Joe Brusuelas, chief economist at consulting firm RSM, noted that gasoline prices are a function of past purchases and expectations around the cost of future deliveries — and there is vast uncertainty right now about the direction of oil prices.

“Criticism of price setting at gasoline stations is somewhat misguided,” Bruseulas said.

$1,300 HIT TO HOUSEHOLDS
There are real economic consequences here.
Every 10-cent increase in the price of gasoline costs consumers at least $11 billion over the course of a year, according to Moody’s Analytics.

Gas prices have surged over the past year and a half, and at the end of last week, they stood about $1.50 a gallon higher than the 2019 average. If prices stay this high, consumers will pay $165 billion more over the course of 2022 than they did in 2019, according to Moody’s Analytics.

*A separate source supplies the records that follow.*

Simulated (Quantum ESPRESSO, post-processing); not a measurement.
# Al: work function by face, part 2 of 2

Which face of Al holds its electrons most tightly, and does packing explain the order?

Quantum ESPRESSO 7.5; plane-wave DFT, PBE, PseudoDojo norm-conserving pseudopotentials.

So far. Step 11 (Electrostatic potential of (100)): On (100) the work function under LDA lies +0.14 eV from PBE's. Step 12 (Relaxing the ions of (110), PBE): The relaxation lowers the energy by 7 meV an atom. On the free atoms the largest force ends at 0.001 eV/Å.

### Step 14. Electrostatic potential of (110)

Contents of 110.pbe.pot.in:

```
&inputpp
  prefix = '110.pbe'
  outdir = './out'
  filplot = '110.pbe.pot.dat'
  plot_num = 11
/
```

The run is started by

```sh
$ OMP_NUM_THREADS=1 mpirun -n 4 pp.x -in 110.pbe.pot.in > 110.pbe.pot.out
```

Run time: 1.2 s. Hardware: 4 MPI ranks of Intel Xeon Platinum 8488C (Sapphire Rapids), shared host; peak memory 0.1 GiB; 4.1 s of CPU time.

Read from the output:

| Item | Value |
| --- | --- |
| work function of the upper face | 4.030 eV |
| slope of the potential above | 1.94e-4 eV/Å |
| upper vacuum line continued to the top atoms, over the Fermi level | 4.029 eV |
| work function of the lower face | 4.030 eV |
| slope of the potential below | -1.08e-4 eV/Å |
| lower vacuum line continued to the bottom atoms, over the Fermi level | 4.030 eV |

Put another way: Annual average spending on gasoline would climb by roughly $1,300 per US household, Moody’s told CNN.

The senior White House official suggested gas station owners are not passing along savings to consumers as quickly as they could.

“This is using price power in a way that is not particularly fair from the perspective of the consumer,” the official told CNN.

GasBuddy’s Patrick De Haan said earlier this week the gas price drop should accelerate if oil stays below $100 a barrel.